An intriguing story. From
Exiles built little England by the Black Sea after Norman Conquest by Mark Bridge. It is not a certainty as implied by the headline, but certainly a possibility with some known facts supportive of the idea.
It is a tale of English adventurers who fled a king’s tyranny, crossed oceans and built a version of their homeland on distant shores, naming towns after those they left behind.
These were not the Pilgrim Fathers, however, but little-known fugitives from the Norman Conquest who created their own New England on the Black Sea more than 500 years earlier.
Late-medieval accounts of English exiles rewarded for derring-do on behalf of the eastern Roman, or Byzantine, emperor read like a film script but a historian has claimed that there is evidence for significant aspects of the story. Caitlin Green, a medieval historian and archaeologist, has published the first account of this eastern “Nova Anglia” in BBC History Magazine.
A colourful telling of the purported exodus comes from the 14th-century Icelandic saga of Edward the Confessor, which relays how, after the defeat at Hastings in 1066, English chiefs appealed to the Danes to help them to oust William the Bastard. “When the English chiefs were sure that the Danes would not help them . . . then they left their estates and fled away from the land with a great host.”
It says the force travelled in 350 ships and was led by one Siward, earl of Gloucester. After a series of adventures, including raiding Ceuta, north Africa, where they slaughtered a host of heathens and were paid off in treasure, the saga says the exiles heard of great strife out of Micklegarth (then Constantinople, now Istanbul), which was under siege by land and sea. They made haste and took the enemy ships, causing such a rout that the foe on land also “sprang up and fled”.
The saga says that the emperor “took wonderfully well” to his guests. It says that he offered the English places in his bodyguard unit, the Varangians, but some asked for land instead. Unwilling to risk depriving local notables of their estates, the emperor said there was former Roman territory lying six days and nights’ sail across the sea “in the east and northeast from Micklegarth” that was theirs if they could take it from the heathens.
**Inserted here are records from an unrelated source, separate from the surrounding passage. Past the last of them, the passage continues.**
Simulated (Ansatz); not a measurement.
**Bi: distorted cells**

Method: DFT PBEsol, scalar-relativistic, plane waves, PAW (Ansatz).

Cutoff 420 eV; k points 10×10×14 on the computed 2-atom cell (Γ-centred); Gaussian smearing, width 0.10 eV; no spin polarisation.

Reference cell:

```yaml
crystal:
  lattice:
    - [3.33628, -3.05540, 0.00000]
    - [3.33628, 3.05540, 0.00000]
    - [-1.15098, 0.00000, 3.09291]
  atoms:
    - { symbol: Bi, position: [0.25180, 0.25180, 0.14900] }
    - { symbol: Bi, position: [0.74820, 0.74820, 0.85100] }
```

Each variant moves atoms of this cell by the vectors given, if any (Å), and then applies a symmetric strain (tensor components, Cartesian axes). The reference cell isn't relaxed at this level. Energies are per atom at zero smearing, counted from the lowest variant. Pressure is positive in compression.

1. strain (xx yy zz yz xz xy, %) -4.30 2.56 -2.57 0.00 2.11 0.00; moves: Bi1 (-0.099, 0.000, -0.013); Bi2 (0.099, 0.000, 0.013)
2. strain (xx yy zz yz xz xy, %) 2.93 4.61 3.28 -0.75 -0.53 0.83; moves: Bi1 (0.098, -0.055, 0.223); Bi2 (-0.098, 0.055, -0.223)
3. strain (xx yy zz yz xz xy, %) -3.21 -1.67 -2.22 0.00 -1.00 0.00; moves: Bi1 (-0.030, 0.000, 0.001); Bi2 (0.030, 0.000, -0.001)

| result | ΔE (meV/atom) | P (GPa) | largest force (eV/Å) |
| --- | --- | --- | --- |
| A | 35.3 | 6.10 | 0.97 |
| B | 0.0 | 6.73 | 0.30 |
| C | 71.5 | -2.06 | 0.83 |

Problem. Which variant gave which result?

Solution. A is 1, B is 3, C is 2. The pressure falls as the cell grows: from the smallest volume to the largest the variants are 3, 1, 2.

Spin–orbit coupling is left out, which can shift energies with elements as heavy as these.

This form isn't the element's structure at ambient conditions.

After many battles, the saga relates, they duly won the land and called it England. “To the towns that were in the land and to those which they built they gave the names of the towns in England. They called them both London and York, and by the names of other great towns.”
Bridge acknowledges that the tale is likely embellished but then goes on to elaborate on the facts and circumstances which support the idea. In the process, he shares other information which I either did not know or had forgotten. For example:
In her book The Alexiad, written in about 1148, the Byzantine princess Anna Comnena mentions the presence in the imperial service of Varangians from “the island of Thule”, which is often taken to be Britain. She described how these “axe-bearing barbarians” ... “regarded their loyalty to the emperors and their protection of the imperial persons as a pledge and ancestral tradition, handed down from father to son”.
Historians agree that the Varangian guard went from being dominated by Scandinavians for the 10th and much of the 11th centuries to being a primarily English unit. Englishmen travelling to Constantinople after the Norman Conquest could have heard of the wealth and opportunities of “Micklegarth” due to the large Danish influence at home.